An illustration is given below for four species. On the left, we have a distance matrix describing the dissimilarity between species, and on the right, we have a corresponding evolutionary tree, or phylogeny.

fig 1

We have added weights to the edges in the tree so that when we sum the weights on the path between two species, we get their distance, e.g., the distance between the monkey and the elephant is 8+195+200+33=436.

In the above example, there is an exact match between the distances in the matrix and the distances in the tree, and in such cases, it is easy for a computer to construct the evolutionary tree matching a given distance matrix. This has been known since 1977.

However, reality is not perfect. Measured distances may have noise and evolution is not quite so simple, and typically there will be no evolutionary tree matching a given measured distance matrix, e.g., if the distance between the monkey and the elephant was measured as 450 and the other distances were the same, then our current evolutionary tree would still offer the best approximation, even though it makes an error of |450-436|=14 on one of the distances.

We now have to explain what we mean by a best match between a distance matrix and an evolutionary tree when there is no perfect tree. A classic measure is the total error, that is, the sum of errors over all pairs of species. The evolutionary tree minimizing the total error relative to a measured distance matrix is then seen as a best guess for the underlying evolutionary tree. Finding such a tree is a very challenging problem when there is no exact match. In Science this is an instance of the Numerical Taxonomy Problem, which has a rich literature. There are many methods producing an evolutionary tree from a distance matrix, but typically, we have no idea if any of them are even close to the best possible.

Let us try to appreciate the difference between a good and a best match. Think of trying to get to the highest point on planet earth with no global understanding of where it is; namely, the top of Mount Everest. A simple idea is that a bunch of climbers each go to a random place and then, locally, climb as high as possible. Surely some of them must get very high, but if none of them start at the Tibetan plateau, then none of them will get close to the highest point. Indeed, this illustrates the issue with many best-effort heuristics.

fig 2

Returning to our concrete problem, for a given distance matrix, we may try a lot of different trees, and see if we can locally improve on the weights and the internal structure to better match the distance matrix (the local improvements correspond to climbing to the highest local peak), but there is no guarantee that we will get even close to the best match. This is a problem because the whole idea is that there is an underlying evolution and that the corresponding evolutionary tree, despite noise, should be a very good match for the measured distances. Our goal is to find a similarly strong match, that is, a tree with a guarantee that its match is not too much worse than the best possible. More formally, we want a tree that minimizes the total error, at least within a constant factor. However, deciding if there exists an efficient algorithm that can always minimize the total error within a constant factor has evolved over the last 30 years as big challenge within theoretical computer science.
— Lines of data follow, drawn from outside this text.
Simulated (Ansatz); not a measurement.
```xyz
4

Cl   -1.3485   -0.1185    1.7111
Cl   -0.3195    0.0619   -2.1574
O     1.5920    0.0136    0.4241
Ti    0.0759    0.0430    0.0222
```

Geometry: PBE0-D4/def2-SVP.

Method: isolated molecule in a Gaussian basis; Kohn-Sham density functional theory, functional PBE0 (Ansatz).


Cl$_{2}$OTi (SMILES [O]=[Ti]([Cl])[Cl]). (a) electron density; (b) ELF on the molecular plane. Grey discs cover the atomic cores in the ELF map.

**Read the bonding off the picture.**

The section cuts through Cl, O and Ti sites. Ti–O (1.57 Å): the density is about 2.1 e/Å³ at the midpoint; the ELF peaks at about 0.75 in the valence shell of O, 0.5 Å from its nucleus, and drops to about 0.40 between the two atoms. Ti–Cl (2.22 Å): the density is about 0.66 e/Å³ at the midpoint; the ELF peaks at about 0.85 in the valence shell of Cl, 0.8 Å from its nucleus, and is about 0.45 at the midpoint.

Recently, a group of three researchers from BARC-UCPH (Debarati Das, Evangelos Kipouridis, Mikkel Thorup) and two former UCPH researchers now working at Google Research (Vincent Cohen-Addad, Nikos Parotsidis) resolved this old challenge. They presented an efficient algorithm that for any distance matrix is guaranteed to find an evolutionary tree minimizing the total error within an absolute constant factor, that is, a factor which is independent of the number of species involved.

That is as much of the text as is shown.